Freezer meals are great. They’re just great. You can pull them out, pop them in the oven, and boom. Meal. The problem, as a vegetarian, is coming up with freezer meals that are not just soup. There’s only so many times I can have black bean chili, let’s be real. When we started this whole med school journey, Tyler and I decided to invest in an external freezer unit, and it has definitely paid back dividends. I’ve used it a lot over these four years and am definitely planning on using it for residency. The options are not endless, nor are they necessarily what I define as an entire meal (it’s hard to freeze a salad to be honest), but it can make it so that your dinner is ready SUPER fast, or that your dinner prep is limited.

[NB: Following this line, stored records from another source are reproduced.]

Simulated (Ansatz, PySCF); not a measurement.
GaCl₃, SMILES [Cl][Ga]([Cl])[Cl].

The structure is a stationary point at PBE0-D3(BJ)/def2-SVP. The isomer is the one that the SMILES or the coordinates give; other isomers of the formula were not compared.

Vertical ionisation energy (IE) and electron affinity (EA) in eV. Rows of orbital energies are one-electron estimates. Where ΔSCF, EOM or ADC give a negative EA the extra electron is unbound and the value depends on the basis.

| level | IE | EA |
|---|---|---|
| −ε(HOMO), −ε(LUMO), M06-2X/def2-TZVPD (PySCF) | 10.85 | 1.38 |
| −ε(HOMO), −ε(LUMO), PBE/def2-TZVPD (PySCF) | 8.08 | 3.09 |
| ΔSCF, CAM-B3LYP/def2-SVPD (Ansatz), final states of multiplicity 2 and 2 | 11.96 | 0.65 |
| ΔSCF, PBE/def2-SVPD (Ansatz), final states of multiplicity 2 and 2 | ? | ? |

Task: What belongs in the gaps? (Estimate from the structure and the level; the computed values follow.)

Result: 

Things I’ve done over the years: burritos, enchiladas, Quesadillas, black bean and rice in a ziplock, lasagna, stuffed shells, lasagna rolls, cubed and flavored tofu, vegetarian pot pies, freezer breakfast burritos, smoothie components in a ziplock bag, chili, butternut squash soup, indian cooked vegetables (shaak), dahl, cooked rice, pupusas, gnocchi, spaghetti/enchilada sauce, bechamel sauce, pesto, tortilla pie…those are the ones I can remember.
Basically to make a freezer meal of any kind, you just have to think about what would freeze well, by that I mean a meal where the texture is not critical, and the flavor profile does not change when you freeze it. For example, freezing cooked spaghetti would be a horrid idea because when you defrost it and heat it up, it will turn to mush. Another key of freezer cooking — cook pastas and grains super al dente, they’re going to be cooked again, and you don’t want them to be mush.
This is one of my favorites: lasagna rolls. For me they are easier to “stuff” than shells, and the ratio of carb:fat/veggies is one I like — basically low on carbs. It’s easy to make, fill, and freeze.
1) Again, cook the noodles al dente, my rule of thumb is that when they are just soft enough to roll, they are done.
2) If you are using any kind “wet” veggie, make sure you squeeze out the water as much as possible (i.e. spinach, even frozen spinach).
3) If it does not taste good fresh, it will not taste good reheated after freezing. This seems obvious, but it is a mistake I’ve made pllllenty of times.
Freezer Lasagna Rolls
-9×9 aluminum pan or freezer safe pan (i.e. pyrex if you don’t want to use aluminum)
-1 packet lasagna noodles, not the “quick cook” variety
-16 oz ricotta cheese
-1 cup mozarella/cheddar/your favorite cheese + extra for topping
-Veggies — I suggest frozen chopped spinach, kale, artichokes, roasted red peppers. Pick 1-2 of these and use them. Make sure you squeeze the water out of the “wet” veggies.
-Oregano and basil to taste
-Your favorite spaghetti/pasta sauce
1. Boil and salt a large pot of water, and toss your noodles in to cook. Stir occassionally to make sure they don’t stick. At around 3 minutes, pull one out, run it under cold water, and see if it’s maleable enough to be rolled. If not, then put it back in, checked every 30 seconds.
2. Strain the pasta when it’s done, and rinse it off with cold water, this will help to keep it from sticking.
3. In a bowl, mix together your cheeses, veggies, and spices that you want.
4. Put down a layer of spaghetti sauce in your container
5. Lay out a noodle, put a layer of cheese-veggie mix and spread evenly.
6. Roll from one end to another, and viola! A lasagna roll. Place it in your pan whichever direction you prefer.
7. Repeat until your pan is full, ladle more sauce on top, top with a layer of cheese
8. Cover with aluminum foil tightly to prevent freezer burn, label, place in a freezer bag if possible. Will last for two months.
9. To cook, pull out in the morning, and let it defrost in the morning, and pop in the oven at night at 400 uncovered for 30 min. If you don’t have the time to do that, just pop it in oven frozen (if it’s in an aluminum container — not glass), at 425 for an hour, check at 30 minutes and adjust heat as needed.